CNBC just dropped its short list of the “10 worst states to live in” for 2026 and, surprise, surprise, the list reads like a road map of conservative America. This was not an old explainer or a think‑tank brief — it’s a fresh Quality‑of‑Life subranking pulled from CNBC’s annual America’s Top States for Business study, and it immediately set off predictable howls from both sides of the culture war.

What CNBC actually did — and which states landed at the bottom

The new item from CNBC ranked Tennessee, Texas, Indiana, Louisiana, Georgia, Utah, Missouri, Alabama, Oklahoma, and Arkansas as the worst states to live in on its Quality‑of‑Life axis. CNBC increased the weight of that category to about 11.6% of a state’s overall score this year, and it used a mix of “hard data” (crime rates, air quality, healthcare) plus softer social measures like child‑care access, inclusiveness laws and reproductive‑rights protections. Site‑selection consultant Larry Gigerich was quoted in the piece saying “quality of place” matters for employers trying to attract talent — which explains why CNBC leaned into those social metrics.

The political shape of the ranking is obvious

Here’s the part CNBC won’t say out loud: every single state on that list is red or red‑leaning. When you score states partly on “inclusiveness” and abortion access, you will predictably sink conservative states that have rejected those policy choices. The result is a list that tells a political story, not a neutral economic one. Meanwhile, people and jobs are voting with their feet — states that CNBC ranks “best” are losing population in places like New Jersey and Hawaii, while those supposedly “worst” red states are gaining people and businesses. If common sense mattered more than virtue signaling, that trend would get top billing.

What the headline misses

CNBC’s list ignores the metrics most Americans actually care about when choosing where to live: cost of living, job growth, housing affordability, and state tax burdens. Those are the reasons families pack up and move. Yes, some bottom‑ten states struggle with healthcare access or higher crime in certain pockets — those are real issues that deserve targeted solutions. But folding culture‑war questions into a broad “worst places” verdict skews the whole picture and tells employers to pick places based on woke checklists instead of where workers can actually afford a home and a commute.

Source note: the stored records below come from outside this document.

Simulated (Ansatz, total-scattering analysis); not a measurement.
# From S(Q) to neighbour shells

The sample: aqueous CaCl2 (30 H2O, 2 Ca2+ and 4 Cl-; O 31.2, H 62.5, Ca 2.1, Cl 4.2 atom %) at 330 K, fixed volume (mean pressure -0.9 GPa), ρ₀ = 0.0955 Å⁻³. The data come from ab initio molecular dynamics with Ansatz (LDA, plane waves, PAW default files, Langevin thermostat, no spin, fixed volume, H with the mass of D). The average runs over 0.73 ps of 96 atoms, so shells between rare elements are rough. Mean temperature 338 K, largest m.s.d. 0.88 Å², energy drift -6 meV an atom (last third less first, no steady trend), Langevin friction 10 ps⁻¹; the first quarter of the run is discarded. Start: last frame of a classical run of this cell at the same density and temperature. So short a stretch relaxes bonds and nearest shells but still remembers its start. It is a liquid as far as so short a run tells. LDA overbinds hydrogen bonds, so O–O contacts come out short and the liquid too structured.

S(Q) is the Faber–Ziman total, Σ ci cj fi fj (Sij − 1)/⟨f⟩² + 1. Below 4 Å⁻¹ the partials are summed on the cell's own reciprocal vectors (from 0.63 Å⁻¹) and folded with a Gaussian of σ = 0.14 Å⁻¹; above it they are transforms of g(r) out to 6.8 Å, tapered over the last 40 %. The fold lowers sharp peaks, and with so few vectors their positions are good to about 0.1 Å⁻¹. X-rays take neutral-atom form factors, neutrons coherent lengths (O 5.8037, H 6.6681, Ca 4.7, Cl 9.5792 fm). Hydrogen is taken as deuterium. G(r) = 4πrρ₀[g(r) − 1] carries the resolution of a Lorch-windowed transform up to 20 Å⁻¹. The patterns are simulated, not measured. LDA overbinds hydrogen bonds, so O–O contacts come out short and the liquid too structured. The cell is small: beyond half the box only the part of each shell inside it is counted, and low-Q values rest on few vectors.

Call it what it is: a politically flavored rankings piece dressed up as objective journalism. If CNBC wants to be useful, publish separate lists — one for “Quality of Place as Defined by Progressive Policy Priorities” and one for hard economic-and‑safety indicators. Until then, take this latest “worst states” list with a grain (or a salt mine) of skepticism and follow the people who are moving — not the pundits who are pontificating.